Congratulations to greg1313 for his correct solution, and you can find the suggested solution below::)

Spoiler

From the nature of the logarithm functions, we have:
$x+2y>0$ and $x-2y>0 \implies x>2|y|\ge 0$

We also know that $(x+2y)(x-2y)=4\implies x^2-4y^2=4$

By the symmetry, there is no loss of generality in considering only the case where $y\ge 0$.

In view of $x>0$, we need only to figure out the minimum value of $x-y$.

Letting $k=x-y$ and substituting it into $x^2-4y^2=4$, we get:

$3y^2-2ky+4-k^2=0$ for which it has real solutions, so we have:

$(-2k)^2-4(3)(4-k^2)\ge 0$

$k\ge \sqrt{3}$

If $k=\sqrt{3}$, we get $x=\dfrac{4\sqrt{3}}{3}$ and $y=\dfrac{\sqrt{3}}{3}$.

$\therefore$ the minimum of $|x|-|y|=\sqrt{3}$.

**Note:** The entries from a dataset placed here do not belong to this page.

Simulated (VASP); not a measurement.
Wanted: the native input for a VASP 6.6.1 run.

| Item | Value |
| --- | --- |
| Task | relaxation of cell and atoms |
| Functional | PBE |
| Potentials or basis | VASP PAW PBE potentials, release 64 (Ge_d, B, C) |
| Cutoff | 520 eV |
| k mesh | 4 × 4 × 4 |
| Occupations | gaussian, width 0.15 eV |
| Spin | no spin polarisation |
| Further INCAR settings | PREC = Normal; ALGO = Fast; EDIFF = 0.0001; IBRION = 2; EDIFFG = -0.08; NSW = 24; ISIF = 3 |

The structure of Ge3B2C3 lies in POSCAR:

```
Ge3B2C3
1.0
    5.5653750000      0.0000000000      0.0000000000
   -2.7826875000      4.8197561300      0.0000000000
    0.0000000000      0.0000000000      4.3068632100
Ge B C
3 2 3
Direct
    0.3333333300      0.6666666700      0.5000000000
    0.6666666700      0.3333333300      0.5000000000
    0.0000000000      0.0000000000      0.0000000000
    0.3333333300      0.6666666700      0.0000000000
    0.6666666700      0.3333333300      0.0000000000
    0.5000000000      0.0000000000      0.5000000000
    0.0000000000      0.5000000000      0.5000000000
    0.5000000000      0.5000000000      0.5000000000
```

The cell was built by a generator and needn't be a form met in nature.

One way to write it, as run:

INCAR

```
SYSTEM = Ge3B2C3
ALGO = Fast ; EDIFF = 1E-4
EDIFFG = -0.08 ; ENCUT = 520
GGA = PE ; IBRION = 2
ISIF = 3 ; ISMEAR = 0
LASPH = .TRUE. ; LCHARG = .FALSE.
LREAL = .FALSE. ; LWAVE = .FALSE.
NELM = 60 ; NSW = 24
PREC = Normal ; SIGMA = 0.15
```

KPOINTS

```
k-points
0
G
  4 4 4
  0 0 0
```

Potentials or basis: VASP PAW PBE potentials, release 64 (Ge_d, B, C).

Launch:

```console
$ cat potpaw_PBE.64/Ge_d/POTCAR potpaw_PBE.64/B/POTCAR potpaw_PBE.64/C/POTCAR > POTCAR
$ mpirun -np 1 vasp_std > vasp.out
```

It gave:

Alternative solution by greg1313:

Spoiler

$$\log_4(x-2y)+\log_4(x+2y)=1\implies x^2-4y^2=4\implies\frac{x^2}{4}-y^2=1$$

Now, we wish to minimize $|x|-|y|$ subject to $\frac{x^2}{4}-y^2=1$.
Note that this equation is an east-west hyperbola so, WLOG,
we need only address solutions in the first quadrant, where
$|x|=x$ and $|y|=y$.

Employing Lagrange multipliers,

$$x-y+\lambda\left(\frac{x^2}{4}-y^2-1\right)$$

so we wish to solve the system of equations

$$1+\frac{\lambda x}{2}=0$$

$$-1-2\lambda y=0$$

$$\frac{x^2}{4}-y^2-1=0$$

for $x$, $y$ and $\lambda$. Solving $x$ and $y$ for $\lambda$ in the first two equations
and substituting the results into the third equation gives us $\lambda=\pm\frac{\sqrt3}{2}$.
Then $x=\pm\frac{4\sqrt3}{3}$ and $y=\pm\frac{\sqrt3}{3}$, so

$$\min(|x|-|y|)=\sqrt3$$